Data Formats

I've often wished a data format connoiseur (they exist!) would write a guide to what makes a good data format. I've encountered critiques or comments on specific formats, but never principles behind designing a good format or ways that formats go bad.

The topic subsumes configuration files, and data interchange formats, though it's debatable whether there should be any overlap. And yet we have JSON...

TOML seems solid for configuration files, but I've seen an order of magnitude less discussion of it than JSON, YAML or XML.

Parsing JSON is a Minefield

There are quite a few edge cases with JSON.

Fixing JSON

Tom Bray, who authored some JSON specs, identifies three pain points: commas, timestamps and schemas. See also the TOML discussion of how to handle times (which seems to be still unresolved).

Toml: Comparison With Other Formats

Toml prioritizes human editability more than JSON (comments, syntax), and simplicity more than YAML. It has some similarities to .ini, but is better specified.

Dhall

Dhall is a programmable configuration language that is not Turing-complete

You can think of Dhall as: JSON + functions + types

Choosing Powerful Primitives For A Simplified Computing System

So, to a great extent, you can forget about the space-efficiency of your file formats and wire formats if you run them through a generic compression algorithm as a last step, and optimize them entirely for readability, extensibility, and simplicity.

Deserialization Vulnerabilities

There's at least three types of deserialization vulnerabilities: buffer overflows in languages that aren't memory safe, denial of service attacks, and allowing the deserialization of arbitrary classes (which typically means remote code execution).

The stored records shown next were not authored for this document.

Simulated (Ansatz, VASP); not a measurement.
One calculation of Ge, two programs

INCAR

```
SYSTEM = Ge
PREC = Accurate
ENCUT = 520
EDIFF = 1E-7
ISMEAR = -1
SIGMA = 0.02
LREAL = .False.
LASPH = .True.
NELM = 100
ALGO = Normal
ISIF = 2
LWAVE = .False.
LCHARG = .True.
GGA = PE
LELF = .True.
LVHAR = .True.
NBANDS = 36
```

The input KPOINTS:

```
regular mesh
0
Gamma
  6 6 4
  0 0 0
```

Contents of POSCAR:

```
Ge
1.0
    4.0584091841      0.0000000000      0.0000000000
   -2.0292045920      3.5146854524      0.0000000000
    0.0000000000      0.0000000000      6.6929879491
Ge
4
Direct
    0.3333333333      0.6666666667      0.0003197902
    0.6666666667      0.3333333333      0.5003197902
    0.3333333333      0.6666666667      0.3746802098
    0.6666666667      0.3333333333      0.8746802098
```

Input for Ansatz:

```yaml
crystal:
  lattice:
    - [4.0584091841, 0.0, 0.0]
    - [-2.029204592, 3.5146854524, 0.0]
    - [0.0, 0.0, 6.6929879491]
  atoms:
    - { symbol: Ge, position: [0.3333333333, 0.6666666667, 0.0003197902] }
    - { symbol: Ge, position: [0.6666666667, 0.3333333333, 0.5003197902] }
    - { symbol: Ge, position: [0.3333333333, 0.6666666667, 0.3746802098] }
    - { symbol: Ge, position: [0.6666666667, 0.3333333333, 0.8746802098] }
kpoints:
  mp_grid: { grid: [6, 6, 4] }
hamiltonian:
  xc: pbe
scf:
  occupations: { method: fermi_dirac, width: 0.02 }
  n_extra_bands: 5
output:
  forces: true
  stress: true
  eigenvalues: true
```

The Java Deserialization Bug

Java serialization has provided an extensive series of security issues.

YAML f7u12

Describes the security vulnerabilities in YAML deserialization that hit rails in 2013. Nicely points out that even restrictive whitelists can enable attacks. Maybe YAML is just too expressive.

Graydon Hoare's Criterion

(IMO a good criterion for data format robustness is "how much work does a conforming processor have to do to skip a quoted payload")

— Graydon Hoare (@graydon_pub) May 18, 2017

Defused XML Fixes For XML

Security/DOS vulnerabilities in XML. Written from a Python perspective.